Arielle Keating needed to make up her mind.
A weekend at Augusta National helped steer the then-sophomore at Rampart toward the game of golf as a single pursuit.
"I wasn't completely devoted to golf, or any one sport, for a long time," Keating said earlier this week while vacationing with her family in Branson, Mo. "I participated in the Drive, Chip and Putt at the Masters last year. That was a lot of fun and I placed sixth in my age group. I thought to myself, 'Hey, I should continue with this golf thing.'"
So Keating stopped kicking the soccer ball and put away her volleyball gear to pour all her time and talent into one sport.
Had she continued soccer and club volleyball, Keating might not have shot under par in four consecutive tournaments during the recently completed regular season and won a third straight 5A Colorado Springs Metro League individual crown.
And she likely wouldn't have made the leap from 13th to sixth overall at the 5A state tournament and earned honors as The Gazette Girls' Golf Peak Performer.
"She practiced over the winter for the first time, and she took her game to a different level," said Brad Keating, her father, coach and PGA professional. "In the past, she would play her three months and be off to other sports. It became a battle of which sport was winning out. I think she made a good choice."
Arielle thinks so too. In addition to her experience at Augusta, her father played a major influence in her choice to pick golf over soccer and volleyball.
"With my dad being a club pro, he'd coach me when we were at the range," Arielle said. "It didn't feel like practice. It was just fun to go out with your parents. Because of my dad, I stuck with it. I think a lot of it depends on what you're parents do, and I'm really happy I chose golf."
She's so happy - and talented - that she verbally committed to Florida Atlantic University as a junior. The family is packing their bags for Boca Raton a year ahead of time to get a head start, so Arielle can enter college as an in-state student and play year round in sunny Florida.

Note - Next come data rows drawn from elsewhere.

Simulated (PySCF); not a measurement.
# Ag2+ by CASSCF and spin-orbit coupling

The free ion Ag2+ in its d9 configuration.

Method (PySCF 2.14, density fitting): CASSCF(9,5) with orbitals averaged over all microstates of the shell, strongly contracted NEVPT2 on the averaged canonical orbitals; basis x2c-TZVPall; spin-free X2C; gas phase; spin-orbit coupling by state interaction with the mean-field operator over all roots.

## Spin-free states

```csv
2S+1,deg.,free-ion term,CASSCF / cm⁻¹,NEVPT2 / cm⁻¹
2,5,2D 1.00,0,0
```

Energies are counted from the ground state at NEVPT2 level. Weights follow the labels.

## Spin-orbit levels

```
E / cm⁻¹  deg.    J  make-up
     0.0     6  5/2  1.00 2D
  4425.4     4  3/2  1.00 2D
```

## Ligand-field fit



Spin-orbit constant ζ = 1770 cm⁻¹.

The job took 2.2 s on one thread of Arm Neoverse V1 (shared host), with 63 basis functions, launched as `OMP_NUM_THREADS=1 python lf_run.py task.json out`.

She'll play for Kathy Baker-Guadagnino, a former NCAA national champion who later spent 20 years on the LPGA Tour, highlighted by a U.S. Women's Open victory in 1985.
For Keating, it's all about the big picture now that she's made up her mind.
"She's a strong coach, something my dad and I were looking for," Arielle said. "My dad has been coaching me since I was little. I love my dad, but it'll be nice to have a different voice. She has that experience of winning on tour, someone who can prep me for that. That's what I'm hoping to strive for."